Along with my petty obsession about the STEM shortage myth, I’m frequently puzzled by the common assertion that we need to send people into trade schools to solve our labor market woes. I find this to be a far less acute problem than STEM mythology, in part because it’s a less common of an argument, particularly among our chattering class, and also because there’s much less in the way of evidence contradicting this claim. But it still puzzles me. This argument has a lot of different flavors, but it tends to come down to the claim that we shouldn’t be sending everyone to college (I agree!) and that instead we should be pushing more people into skilled trades. Oftentimes this is encouraged as an apprenticeship model over a schooling model. What’s unclear is what evidence we have showing that this could significantly help our labor market.
So take this piece from James Fallows. Fallows, and emailers who support his point, call for more investment in technical or skilled trades. Fallows writes, “The importance of skilled technical jobs, from machinists to construction engineers, is they’re generally interesting in themselves, they’re less likely to be outsourced or ‘de-skilled’ than even some white-collar work, and they are better paid than retail or low-end service work.” The first point I’m happy to accept. The second two points seem intuitively correct to me, but where’s the evidence, exactly? And what are we to make of these Bureau of Labor Statistics figures, in a chart shared by CNN early last year?

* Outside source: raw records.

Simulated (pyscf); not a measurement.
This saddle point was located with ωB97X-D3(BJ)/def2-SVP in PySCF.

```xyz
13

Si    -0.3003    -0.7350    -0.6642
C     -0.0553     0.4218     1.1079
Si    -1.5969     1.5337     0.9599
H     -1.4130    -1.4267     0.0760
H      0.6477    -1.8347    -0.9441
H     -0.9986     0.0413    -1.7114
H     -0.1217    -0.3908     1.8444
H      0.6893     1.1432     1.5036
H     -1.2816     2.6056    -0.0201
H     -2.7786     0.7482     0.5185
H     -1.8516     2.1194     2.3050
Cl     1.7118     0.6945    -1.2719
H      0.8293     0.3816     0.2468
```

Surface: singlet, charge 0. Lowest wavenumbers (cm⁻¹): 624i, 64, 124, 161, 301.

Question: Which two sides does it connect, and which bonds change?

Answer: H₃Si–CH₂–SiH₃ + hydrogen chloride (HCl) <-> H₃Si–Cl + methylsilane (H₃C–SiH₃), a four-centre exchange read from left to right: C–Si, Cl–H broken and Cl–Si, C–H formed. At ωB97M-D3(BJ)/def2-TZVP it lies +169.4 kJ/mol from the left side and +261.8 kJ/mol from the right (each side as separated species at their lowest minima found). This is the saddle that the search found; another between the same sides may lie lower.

Now I understand that this data pulls from somewhat small sample sizes in some instances (although see my usual caveat about that). I don’t claim that this chart is totally dispositive. But as with the STEM talk, I find there’s far more in the way of narrative force behind these claims than actual evidence. Now it’s tricky to say what exactly the trades or skilled trades are. But you’ll see a couple things here. First, lots of things we might think of as drawing from an apprenticeship model are hugely susceptible to the housing market. Professions like structural iron and steel worker or plasterer are going to face great uncertainty and risk as long as the housing markets are crazy. Now maybe those aren’t the kind of technical jobs Fallows is referring to. But surely communications equipment operator and solar photovoltaic installer count, and it’s not looking good for them.
Fallows is a great writer and I don’t mean to be too critical here. Like I said, I’m not convinced that pushing people into the trades is a bad idea, in the way I’m convinced there’s no STEM shortage. But the affirmative case appears entirely unmade to me. And I worry because it has narrative appeal in a way similar to the STEM talk– we need to put our young people back to work, making things, using their hands, without any fancy college degrees!– and as with the notion of a STEM shortage this narrative appeal could keep us from paying attention to the actual data. What’s more, it’s unclear if it’s ever a good idea to push people into a particular narrow range of occupations, because then people rush into them and… there stops being any shortage and advantage for labor. There was probably a nursing shortage, but then everybody said “there’s a nursing shortage, get certified!” and now nurses can’t get jobs. That’s no way to run an economy.
My desires are twofold. First, that we be very careful when making claims about the labor market of the future without reference to real empirical data. Second, that we stop saying “the problem is you went into X field” altogether. Individual workers are not responsible for the soft labor market and great disadvantage workers are under now. Those are the product of macroeconomic conditions– inadequate aggregate demand, outsourcing, and the merciless march of automation. What’s needed is not to try and read the tea leaves and guess which fields might reward some slice of our workforce now, but to redefine our attitude towards work and material security through the institution of some sort of guaranteed minimum income.